Question

Consider two 1-L samples of gas, one H2 and one O2, both at 1 atm and 25°C. Which statement most accuratey compares the gases? A. The rate of effusion of the O2 is greater than that of the H2. B. The rate of effusion of the O2 is equal to that of the H2. C. The average molecular speed of the O2 is greater than that of the H2. D. The average molecular speed of the O2 is equal to that of the H2.

Answer 1

Answer: none of these

Explanation:-

According to the ideal gas equation:

$PV=nRT$

P = Pressure of the gas = 1 atm

V= Volume of the gas = 1 L

T= Temperature of the gas = 25°C = 298 K      

R= Gas constant = 0.0821 atmL/K mol

n=  moles of gas= ?

$n=\frac{PV}{RT}=\frac{1\times 1}0.0821\times 298}=0.04moles$

1 mole of oxygen weigh = 32 g

0.04 moles of oxygen weigh =$\frac{32}{1}\times 0.04=1.28g$

1 mole of hydrogen weigh = 2 g

0.04 moles of oxygen weigh =$\frac{2}{1}\times 0.04=0.08g$

To calculate the rate of diffusion of gas, we use Graham's Law.

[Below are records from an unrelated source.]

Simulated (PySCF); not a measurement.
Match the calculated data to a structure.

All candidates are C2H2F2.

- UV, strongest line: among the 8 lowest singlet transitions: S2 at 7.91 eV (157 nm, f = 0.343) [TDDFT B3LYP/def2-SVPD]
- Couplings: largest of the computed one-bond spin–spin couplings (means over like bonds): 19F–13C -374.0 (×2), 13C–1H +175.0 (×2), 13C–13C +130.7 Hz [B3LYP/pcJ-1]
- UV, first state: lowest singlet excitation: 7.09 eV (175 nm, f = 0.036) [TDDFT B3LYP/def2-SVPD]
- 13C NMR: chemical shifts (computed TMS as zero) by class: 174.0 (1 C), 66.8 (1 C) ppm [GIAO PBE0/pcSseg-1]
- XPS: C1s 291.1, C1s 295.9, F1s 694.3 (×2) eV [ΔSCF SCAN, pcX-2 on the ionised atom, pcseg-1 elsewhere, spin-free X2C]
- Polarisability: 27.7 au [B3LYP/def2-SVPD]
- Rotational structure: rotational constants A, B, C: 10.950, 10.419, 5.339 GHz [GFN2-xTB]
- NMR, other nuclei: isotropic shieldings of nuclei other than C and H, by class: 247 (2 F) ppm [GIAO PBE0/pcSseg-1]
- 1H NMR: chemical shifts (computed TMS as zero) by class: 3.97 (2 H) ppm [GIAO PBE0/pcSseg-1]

This law states that the rate of effusion or diffusion of gas is inversely proportional to the square root of the molar mass of the gas. The equation given by this law follows:

$\text{Rate of diffusion}\propto \frac{1}{\sqrt{\text{Molar mass of the gas}}}$

$\frac{Rate_{H_2}}{Rate_{O_2}}=\sqrt{\frac{M_{O_2}}{M_{H_2}}}$

$\frac{Rate_{H_2}}{Rate_{O_2}}=\sqrt{\frac{1.28}{0.08}$

$\frac{Rate_{H_2}}=4\times {Rate_{O_2}}$

Thus rate of effusion of hydrogen is 4 times faster than rate of effusion of oxygen.

The formula for average speed is  

$\nu_{av}=\sqrt{\frac{8RT}{\pi M}}$

$\text{Average speed}\propto \frac{1}{\sqrt{\text{Molar mass of the gas}}}$

$\frac{\nu_{H_2}}{\nu_{O_2}}=\sqrt{\frac{M_{O_2}}{M_{H_2}}}$

$\frac{\nu_{H_2}}{\nu_{O_2}}=\sqrt{\frac{1.28}{0.08}$

$\nu_{H_2}=4\times {\nu_{O_2}}$

Thus average speed of hydrogen is 4 times faster than average speed of oxygen.

Thus none of the given options is correct.